An assignment fee is the payment a real estate wholesaler receives when they transfer — or "assign" — their contractual right to purchase a property to a third-party buyer. The wholesaler puts a property under contract at a negotiated price, finds a buyer willing to pay more, and collects the difference as a fee at closing. No renovation work is required. The fee is pure arbitrage for finding a deal and connecting it to a motivated buyer.

Also known asWholesale FeeAssignment of Contract FeeWholesaling ProfitContract Assignment Fee
Published Feb 25, 2025Updated Mar 28, 2026

Why It Matters

An assignment fee is what a wholesaler gets paid for transferring a purchase contract to an end buyer. If a wholesaler locks up a distressed property at $120,000 and sells the contract to a rehabber for $130,000, the $10,000 difference is the assignment fee. The original seller still closes at $120,000. The end buyer takes ownership at $130,000. The wholesaler collects $10,000 without ever owning the property.

At a Glance

  • Typical range: $5,000–$20,000, though deals can run higher in tight-margin markets
  • Collected at closing, usually paid by the end buyer
  • No ownership required — wholesaler controls but never holds title
  • Also called: Wholesale Fee, Assignment of Contract Fee, Wholesaling Profit, Contract Assignment Fee
  • Taxed as ordinary income (not capital gains) for most wholesalers
  • Requires full disclosure to all parties in most states

How It Works

The assignment process follows a predictable sequence. A wholesaler identifies a distressed property — one where the seller is motivated to move quickly, often below market value. They negotiate a purchase agreement with the seller that includes an assignability clause, which allows them to transfer the contract to another buyer.
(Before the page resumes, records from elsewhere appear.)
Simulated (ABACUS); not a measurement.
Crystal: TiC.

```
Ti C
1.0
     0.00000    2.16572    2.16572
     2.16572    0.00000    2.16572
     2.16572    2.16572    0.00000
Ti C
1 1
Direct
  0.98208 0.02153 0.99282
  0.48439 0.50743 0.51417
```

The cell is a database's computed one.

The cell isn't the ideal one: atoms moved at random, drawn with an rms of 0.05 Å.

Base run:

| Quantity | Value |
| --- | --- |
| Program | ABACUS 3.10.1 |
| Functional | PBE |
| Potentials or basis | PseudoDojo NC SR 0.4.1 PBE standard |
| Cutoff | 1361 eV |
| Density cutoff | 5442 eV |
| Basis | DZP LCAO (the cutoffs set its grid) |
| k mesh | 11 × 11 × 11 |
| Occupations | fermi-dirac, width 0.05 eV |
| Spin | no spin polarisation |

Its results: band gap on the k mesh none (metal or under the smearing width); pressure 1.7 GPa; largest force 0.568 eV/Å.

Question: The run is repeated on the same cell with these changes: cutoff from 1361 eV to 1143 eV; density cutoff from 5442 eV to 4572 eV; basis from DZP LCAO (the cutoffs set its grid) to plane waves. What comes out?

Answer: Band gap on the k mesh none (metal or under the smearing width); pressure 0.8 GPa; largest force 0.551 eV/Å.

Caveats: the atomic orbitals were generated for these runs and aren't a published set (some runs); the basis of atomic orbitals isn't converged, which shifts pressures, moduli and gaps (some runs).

Next, the wholesaler markets the contract to their investor network. They reveal the address only to serious buyers who have signed a non-disclosure agreement or proof-of-funds letter. The end buyer inspects the property, reviews the numbers, and agrees to take over the contract at a higher price. The wholesaler and end buyer then execute an Assignment of Contract document that spells out the original contract terms, the new buyer's information, and the fee amount.

At closing, the title company or closing attorney disburses the assignment fee directly to the wholesaler — separate from the purchase proceeds going to the seller. The end buyer receives title. The original seller receives their agreed-upon price. The wholesaler walks away with the fee.

The math is straightforward. If the seller accepted $115,000 and the end buyer paid $125,000 for the contract, the assignment fee is $10,000. The wholesaler's job was finding the deal and filling the gap between those two numbers.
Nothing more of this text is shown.